The first member of the weaker sex who viewed an electric automobile must have sensed that this machine was to emancipate womankind. She knew she could never be adept at harnessing a horse and hitching it to a carriage, but the electric automobile was a different animal; it would obviously respond to a woman’s hand as quickly as to any man’s. You simply got in, gripped the steering tiller, pulled a lever and away you went.

The first electric automobile in the United States was said to have been built by William Morris, of Des Moines, in 1891. He brought his contraption to Chicago in 1892.

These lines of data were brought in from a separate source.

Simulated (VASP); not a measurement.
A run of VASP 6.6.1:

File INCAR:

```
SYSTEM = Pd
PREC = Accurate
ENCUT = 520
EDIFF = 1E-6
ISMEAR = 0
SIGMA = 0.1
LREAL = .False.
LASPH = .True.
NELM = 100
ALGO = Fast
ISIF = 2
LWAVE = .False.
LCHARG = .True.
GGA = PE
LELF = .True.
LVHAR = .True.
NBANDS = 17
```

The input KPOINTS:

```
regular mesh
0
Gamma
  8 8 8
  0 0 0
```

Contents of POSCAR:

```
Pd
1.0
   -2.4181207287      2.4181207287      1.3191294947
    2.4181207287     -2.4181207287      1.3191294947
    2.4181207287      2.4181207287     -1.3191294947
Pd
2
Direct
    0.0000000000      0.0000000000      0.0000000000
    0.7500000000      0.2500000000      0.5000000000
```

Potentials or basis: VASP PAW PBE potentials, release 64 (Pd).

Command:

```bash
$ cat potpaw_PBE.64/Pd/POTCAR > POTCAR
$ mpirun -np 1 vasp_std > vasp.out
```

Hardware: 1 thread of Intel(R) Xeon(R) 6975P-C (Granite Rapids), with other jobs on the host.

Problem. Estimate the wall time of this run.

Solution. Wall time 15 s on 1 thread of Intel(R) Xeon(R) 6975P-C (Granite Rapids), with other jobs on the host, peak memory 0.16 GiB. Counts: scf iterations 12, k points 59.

“Ever since its arrival,” said the ‘Western Electrician’, “it has attracted the greatest attention. The sight of a well-loaded carriage moving along the streets at a spanking pace, with no horse in front, and apparently with nothing on board to give it motion, is one that has been too much even for the wide-awake Chicagoan. In passing through the business section, way had to be cleared by the police for the passage of the carriage.”

For a brief span of years from about 1898 to 1904 it looked as though the average family would find the electric automobile to be the most satisfactory substitute for the horse. It was rapidly replacing public hansom cabs and broughams, and it had the backing of several large and wealthy manufacturers of storage batteries, electric motors and carriages.

‘Outing’ magazine estimated in 1900 that New York, Chicago and Boston could boast a total of 2,370 cars, which were divided as follows: 1,170 steam, 800 electric and 400 gasoline.

These electric cabs were a common sight on New York streets the first decade of the twentieth century. Underwood & Underwood photo.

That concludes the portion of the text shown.